There are arguments that Siddiqui has ‘matured’ from a ‘hotheaded nuisance talker’ to ‘more sensible, measured talker.’ From 2020, he started holding meetings with small organizations of the dalit and tribal people and oriented his speeches more towards discussing the governance issues troubling the people. He keeps challenging Mamata Banerjee with bold threats but he hardly talks religion at these events.

Siddiqui himself holds no post in the party. His brother, Naushad Siddiqui, is the chairman and Simal Soren, a tribal leader, is the president.

According to CPI (M) state committee member and former Lok Sabha MP Shamik Lahiri, “Unlike Mamata Banerjee, Siddiqui hasn’t punctuated his speeches with ‘Inasallah’, he has not demanded facilities for the Hajj or stipend for clerics. He is talking about employment generation and corruption. Are these communal issues?”

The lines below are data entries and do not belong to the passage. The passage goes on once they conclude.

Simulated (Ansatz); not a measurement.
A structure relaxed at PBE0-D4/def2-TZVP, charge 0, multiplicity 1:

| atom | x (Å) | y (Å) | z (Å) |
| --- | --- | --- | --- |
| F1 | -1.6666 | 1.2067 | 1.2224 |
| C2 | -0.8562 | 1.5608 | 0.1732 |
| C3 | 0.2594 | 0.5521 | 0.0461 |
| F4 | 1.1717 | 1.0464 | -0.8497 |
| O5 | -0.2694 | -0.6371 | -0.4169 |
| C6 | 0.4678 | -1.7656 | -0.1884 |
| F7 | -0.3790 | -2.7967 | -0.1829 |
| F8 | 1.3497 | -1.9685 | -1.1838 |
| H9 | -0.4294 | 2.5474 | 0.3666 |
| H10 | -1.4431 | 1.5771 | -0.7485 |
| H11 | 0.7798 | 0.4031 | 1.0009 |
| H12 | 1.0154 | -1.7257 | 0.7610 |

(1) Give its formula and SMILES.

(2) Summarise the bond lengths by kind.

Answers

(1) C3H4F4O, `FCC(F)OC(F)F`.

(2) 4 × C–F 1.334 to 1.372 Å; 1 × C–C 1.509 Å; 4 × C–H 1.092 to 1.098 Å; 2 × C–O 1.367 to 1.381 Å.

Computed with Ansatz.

While Siddiqui continues to dominate the state’s political discourse, how much impact he could possibly have in the elections itself remains debatable.

According to a senior Muslim cleric, Muslims in Bengal mostly belong to five sects – the Deobandi, the Ahle Hadis, the Barelvi, the Shias and the Furfura.

“Of them, Siddiqui has little or no influence on the Deobandi, Ahle Hadis, Barelvi and the Shias and even on the followers of Furfura he does not have complete hold,” the cleric said, adding, "In several of his previous speeches Siddiqui had criticized the Deobandi, Barelvi and the Ahle Hadis sects. They are angry with him."  

“I don’t see Siddiqui winning the trust of the Muslims except for a negligible section,” he said. 

His uncle Tawha Siddiqui, who was so-long the most-known face from the Furfura Sharif, rubbished Abbas as nothing but a creation of the BJP.

“Let a hundred Asaduddin Owaisis or Abbas Siddiquis come. The people of Bengal are in favour of communal harmony and they will not vote for the agents of communal parties. Mamata Banerjee is all set to return to power,” Tawha Siddiqui said.

Another veteran commentator on Muslim society, who did not want to be named, explained that the crowd that Siddiqui’s meetings drew was mostly because they were Islamic jalsas (narration), where people not politically aligned to him also used to turn up because of his Furfura lineage.

“I am sure most of those who attended his jalsa over the past few months, the events that he used as his political launch pad, would not vote for him. They went to listen to the religious narration of the Furfura sect,” he said.

Md Yahiya, chairman of Bengal Imam’s Association, too, ruled out the possibility of Siddiqui having any impact on the elections. “He only has a bunch of followers creating hype around him. On the grounds, he has no influence except in parts of South 24-Parganas district,” Yahiya said.

Yahiya said that Mamata Banerjee’s rule “may not have been perfect” but there has been the scope of negotiating with her. 

“Abbas Siddiqui, however, is clearly playing for the BJP. Just listen to his speeches. His sole agenda is to target Mamata Banerjee, while he remains virtually silent on the misdeeds of the Central government. He is silent on the BJP’s attack on Bengali culture and heritage. He made no protest against the hike in fuel prices, which is causing steady inflation. He is silent on how the BJP is destroying the social fabric of India. People have seen through his plot,” Yahiya said.

Whether Siddiqui turns out to be a game-changer, by winning seats and helping his alliance partners win, or even by ensuring the TMC’s defeat by splitting the Muslim votes, remains to be seen.

It, though, appears certain that Siddiqui would continue to dominate the political discourse over March and April, while the state goes for an eight-phase election, as the BJP and its associated organizations are going to highlight the rise of Siddiqui as the rise of Islamic fundamentalism, ‘Jihadi influence’ in the words of the BJP’s state unit president Dilip Ghosh, in West Bengal’s mainstream politics.

As of Wednesday, Siddiqui's ISF has managed to secure the Left support for their candidates in 30 seats and from the Congress in seven. That gives him nearly 13% of the state's 294 seats.